Monday, June 18, 2012

Triffids Land at Leonardo! Philip Beesley's 'Hylozoic Veil.'


           Just when you thought Salt Lake was a nice, quiet town, a sculptural installation at The Leonardo will make you think again. Dangling over the foyer like Olympic Tower’s demonic sister, Hylozoic Veil by Philip Beesley creates a dramatic addition to the museum and more generally, to sculpture in Salt Lake. It also joins an international coterie of triffids threatening world invasion.
            Unlike the protagonists of John Wyndham’s 1951 novel, Hylozoic Veil is more subdued, preferring to attach itself to the bowels of the building, rather than traipsing around the city. Extending vertically and horizontally from inside The Leoardo’s roof, a motley crew of materials include plastic fronds, electric lights, vials and suspension wires. Eight diagrams displayed on the top floor explain that these are really “breathing pores, swallowing actuators, filter cluster drones, and silicon tongue extensions.” Within this circuitry, a ‘liquid system’ purporting to share properties of living organisms is housed in a network of alembics and ampules. The purpose of these in relation to the rest of the sculpture is unclear, and functions as a gratuitous (though beautifully antiquated) chemistry set.
            This behemoth of gadgetry is linked by a ‘dense array of microprocessors, sensors and actuator systems’ which lead to a master control board that activates Hylozoic Veil’s  responsiveness. Manifesting as twitches, ripples, contractions and light bursts, such manoeuvers are prompted by the presence of a visitor. In this way, the work alludes to the riddle of whether a sound is made in the woods, if nobody is there to hear it. "When you walk through this environment," Beesley explains, "there are arrays of space sensors all the way through which track your movement and know where you are. And they start breathing and rippling all through the environment and it has a kind of a presence which is nearly alive." Some have likened this to a ‘giant lung, breathing in and out around visitors.’ How cool this would be if it actually worked. Hylozoic Veil was positively dormant during my visit, despite the many kisses I blew. It left me feeling nostalgic for the truly mobile work of Alexander Calder.
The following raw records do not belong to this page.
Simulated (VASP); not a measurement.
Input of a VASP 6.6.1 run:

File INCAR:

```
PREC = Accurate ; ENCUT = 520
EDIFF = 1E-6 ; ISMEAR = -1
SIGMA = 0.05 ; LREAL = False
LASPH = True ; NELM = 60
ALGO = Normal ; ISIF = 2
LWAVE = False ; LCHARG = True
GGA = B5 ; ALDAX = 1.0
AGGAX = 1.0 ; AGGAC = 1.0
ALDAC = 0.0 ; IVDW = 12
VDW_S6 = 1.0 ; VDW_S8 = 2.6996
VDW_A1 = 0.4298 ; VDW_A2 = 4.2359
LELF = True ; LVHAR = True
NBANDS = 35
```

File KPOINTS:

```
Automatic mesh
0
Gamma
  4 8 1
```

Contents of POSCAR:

            At the heart of many Science Fiction fantasies lies the desire to replicate life, or at the very least, to isolate its essence. Movement has long been the philosopher’s stone of this pursuit, as witnessed by a long line of dolls, automata and robots dating back to the Renaissance. (In fact, it really dates back to the Golem who, activated by divine intervention, became Adam). As roaming houseplants with a ferocious appetite for the British public, triffids belong in this camp too.
            Beyond this mechanistic approach, artists conceived other criteria upon which to pin their hopes. For years, mimesis was the holy grail of the art world, and fueled by devices such as chiaroscuro and perspective, contributed to the appearance of Life. In this spirit, Zeuxis hoped to paint grapes so convincing, even the birds would be fooled. A substrate of this paradigm ventures beyond the looking glass, into the more emotive side of identity. Pygmalion desired a sculpture he could love; Frankenstein a bride, the Tin Man a heart. Pinocchio yearned to be a real boy, as did Leo Lionni’s wind-up-mouse. Blade Runner’s sultry replicant Rachel clung to her false memories, in the hopes that she too might be human.
            Here, Hylozoic Veil is in good company. It wants desperately to live, as evinced in the media statements generated by both Beesley and The Leonardo. Moreover, the artist’s website states that his environments pursue a “distributed emotional consciousness.” However hopeful – and Orwellian – as this sounds, this collection of disparate systems remains inert and impotent. 

            Hyperbole aside, Beesley’s work has many other worthwhile attributes including a surfeit of references that are enchanting as they are delightful. Basic geometric shapes such as bell curves, tetrahedrons, ellipses and chevrons abound. Among them, human morphologies such as tongues, limb joints, spine vertebrae and eyelashes are evoked. Woven together with exposed wires and circuit boards, this cyborg amalgam harbors three distinct landscapes. The system cascades down the museum atrium with a kind of buoyancy, as if floating in water. This brings to mind forests of seaweed or fluorescent jellyfish blooms suspended in the darker recesses of the ocean, like the underwater paintings of Alfred Kubin. With tendrils so crystalline and frozen, we could just as easily be peering into the lair of an evil Snow Queen. Here, it may be useful to know that the artist is a professor of architecture at the University of Waterloo, and possibly referencing the formidable Canadian winter. Set against a pitch-black background, we are also reminded of remote astronomical clusters, nebulae and galaxies glimpsed at by the Hubble Space Telescope. Perhaps Hylozoic Veil depicts a rogue centaurian system, the outer reaches of the Klingon empire, or a fragment of our own Milky Way? Such references are sufficient to keep me transfixed : gazing and wondering.
            Wondering.... IS this a triffid? Should we take cover? To date, hylozoic replicants have set foot in Venice, Montreal and New Orleans. Triffids tend to lie dormant for long periods of time, preferring to hide in museums and masquerade as contemporary art. Has Beesley truly imbued his work with Life? Does Salt Lake have a triffid problem? Only time will tell. Not until Hylozoic Veil breaks free from the shackles of The Leonardo, slithers up to Temple Square to embrace the golden statue of Moroni, will we know for sure.